Charles' Predicament
Goodhart's Law on the Factory Floor
In 1936, Charlie Chaplin (born Sir Charles Spencer Chaplin) played a factory worker who tightens bolts on an assembly line. All day, every day, the same motion. Faster. Faster. Faster! Until the motion starts tightening him. His body keeps going after the line stops. He tightens noses, buttons, anything round that he could find. The man has become a part of the machine. It continues with more absurdity afterwards: the feeding machine. A device designed to feed workers while they keep working, because a lunch break is wasted time.
The machine malfunctions spectacularly. Corn shoves itself into Chaplin's face. Soup flies everywhere. A mechanical napkin slaps him. The factory owner watches, nods, and decides the machine isn't efficient enough...yet.
Not: maybe we shouldn't feed humans with machines.

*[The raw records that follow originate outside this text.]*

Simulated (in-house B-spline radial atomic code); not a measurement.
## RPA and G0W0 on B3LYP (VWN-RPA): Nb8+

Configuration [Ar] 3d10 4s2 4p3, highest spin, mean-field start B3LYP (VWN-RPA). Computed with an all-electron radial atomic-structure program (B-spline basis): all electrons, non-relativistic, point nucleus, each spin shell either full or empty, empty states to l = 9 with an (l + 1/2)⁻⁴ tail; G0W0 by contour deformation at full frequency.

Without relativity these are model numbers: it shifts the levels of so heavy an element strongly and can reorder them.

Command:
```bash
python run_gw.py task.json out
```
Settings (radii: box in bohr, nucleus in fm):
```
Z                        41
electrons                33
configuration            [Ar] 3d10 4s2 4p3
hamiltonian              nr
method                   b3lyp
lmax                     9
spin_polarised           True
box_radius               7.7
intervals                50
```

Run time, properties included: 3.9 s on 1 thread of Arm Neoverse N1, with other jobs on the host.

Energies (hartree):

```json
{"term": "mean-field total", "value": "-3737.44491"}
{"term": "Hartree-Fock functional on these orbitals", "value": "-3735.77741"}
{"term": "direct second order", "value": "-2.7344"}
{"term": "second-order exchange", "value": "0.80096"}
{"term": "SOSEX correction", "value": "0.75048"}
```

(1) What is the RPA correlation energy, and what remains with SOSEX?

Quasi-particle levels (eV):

But: the machine needs improvement.
In the theatre we would laugh the same way people laughed when the movie first aired in 1936. The absurdity feels funny, but we leave the theatre with a distinct feeling of wondering: Why does this seem accurate to this time even though it's been almost 100 years since this first came out?
Some of the largest tech companies in the world are building leaderboards to track how many AI tokens their employees consume. Shopify launched one in 2025, later quietly renaming it to "Usage Dashboard" when the internal competition got out of hand. Meta built something similar, then removed it after backlash. The logic behind all of them is the same: more tokens consumed equals more productivity. Use the AI harder. Faster. Faster. Faster!
So, have we all reached Chaplin's feeding machine, but for knowledge workers now as well? With Managers who now only own a clipping board, but a mechanical dashboard as well?
Wrong Classroom
Before the industrial revolution, the concept of "productivity" as we know it didn't exist. People worked in rhythms. Seasonal, cyclical, tied to daylight and harvest. Then the factory arrived, and with it a new equation: more output per hour equals more value. For repetitive, physical work, that was actually true. More bolts per minute meant more product on the shelf. Easy Math.
Around 1900, Frederick Taylor formalized this into what he called "Scientific Management." Stopwatch in hand, he measured every motion on the factory floor. How long to pick up a bolt. How long to place it. How long to tighten it. Every second accounted for, every movement optimized. The worker became a unit of output.
The problem now is: that factory closed for most, but the logic didn't.
Knowledge work is not repetitive. Writing code is not tightening bolts. Solving a complex design problem is not assembling a part. Yet the system still measures as if it were: hours spent, tickets closed, lines written, tokens burned. The equation "time equals money equals value" was established over two centuries ago, and it still runs underneath most of how organizations think about work.
A Lesson in History
In 1975, Charles Goodhart described what might be the most reliably proven principle in organizational behavior: "When a measure becomes a target, it ceases to be a good measure." The moment you start rewarding a number, people optimize the number. Not the thing the number was supposed to represent.
Every few decades, someone invents a new metric that promises to finally capture what "productive" means. Goodhart predicts exactly what happens next. And he has been right every single time:
Lines of Code. In the 1970s and 80s, software teams measured output in lines of code. More lines, more productive. The result was predictable: developers wrote bloated, unnecessarily verbose code. Functions that could have been ten lines became fifty. Elegant solutions were penalized because they produced less. The metric was quietly abandoned when organizations realized they were incentivizing the opposite of quality.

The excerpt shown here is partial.